The Ghana National Petroleum Corporation (GNPC) wants to become a major petroleum upstream player, but that dream is under threat because of its financial exposure to pay-or-take clauses in gas contracts, the Institute of Energy Security (IES) has said.
The state-owned company holds about 15 percent carried and participating stake on behalf of the country, in oil and gas production contracts. Its aspiration was to become a major stand-alone operator by 2020 through its subsidiary, Exploration and Production Limited (GNPC Explorco), incorporated in 2012.
Although the company still harbours such dreams, IES’s Executive Director, Nana Amoasi VII, said until the issue with excess natural gas is addressed, the corporation will continue to be financially exposed due to the take-or-play clauses in contracts, which he argues could be damaging to GNPC’S long-term goals.
GNPC, he explained, is obliged to offtake gas from local producers/partners. However, the company’s financial exposure with the pay-or-take contracts means that it has to pay for supplies it cannot sell.

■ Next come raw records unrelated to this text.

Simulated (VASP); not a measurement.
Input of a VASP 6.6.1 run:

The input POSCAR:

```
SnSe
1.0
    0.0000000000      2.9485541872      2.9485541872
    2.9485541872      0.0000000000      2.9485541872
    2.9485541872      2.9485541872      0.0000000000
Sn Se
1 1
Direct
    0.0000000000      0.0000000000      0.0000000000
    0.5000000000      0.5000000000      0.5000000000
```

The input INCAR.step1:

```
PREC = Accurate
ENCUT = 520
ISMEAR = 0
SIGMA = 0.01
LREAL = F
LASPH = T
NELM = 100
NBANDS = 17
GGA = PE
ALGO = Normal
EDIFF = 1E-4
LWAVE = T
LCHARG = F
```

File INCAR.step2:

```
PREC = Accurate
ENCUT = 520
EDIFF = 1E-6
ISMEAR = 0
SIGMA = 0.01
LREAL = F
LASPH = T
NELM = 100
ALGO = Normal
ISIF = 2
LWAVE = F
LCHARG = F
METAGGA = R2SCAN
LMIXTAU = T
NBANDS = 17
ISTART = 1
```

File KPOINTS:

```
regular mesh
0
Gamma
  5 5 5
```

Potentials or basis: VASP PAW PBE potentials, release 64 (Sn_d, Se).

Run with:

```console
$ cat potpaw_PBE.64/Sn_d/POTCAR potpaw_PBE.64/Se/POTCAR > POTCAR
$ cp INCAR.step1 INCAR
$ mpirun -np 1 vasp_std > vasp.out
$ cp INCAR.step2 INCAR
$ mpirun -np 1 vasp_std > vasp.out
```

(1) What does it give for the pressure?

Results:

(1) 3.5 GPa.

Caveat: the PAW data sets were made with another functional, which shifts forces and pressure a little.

For instance, he said, the GNPC in 2019 had to pay a whopping US$168 million for unutilized gas: “The attending revenue losses being borne by the GNPC will negatively affect its goal of becoming an operator”.
Aside from the US$168million, other commitments for Liquified Natural Gas (LNG) to Tema and Takoradi will add an annual US$822million and US$523million respectively, which by 2023 could take GNPC’s revenue losses to an accumulated amount of US$4.5billion if nothing is done.
Ideally, he indicated, by now GNPC ought to be in a position where it can undertake its own exploration campaigns in the Voltaian Basin. “By 2030 it needs to be a world-class operator, but is still reliant on parliament for funding – partly because the money that it is supposed to keep is being channelled into paying for gas and other things.”
Apart from being a commercial operator and the holder of government interests in petroleum operations, GNPC plays the role of national aggregator for natural gas from upstream operators to service the local market. Under the Petroleum Revenue Management Act, a specific percentage of the net cash flow from the carried and participating interests of the state is ceded to the GNPC to fund its operations.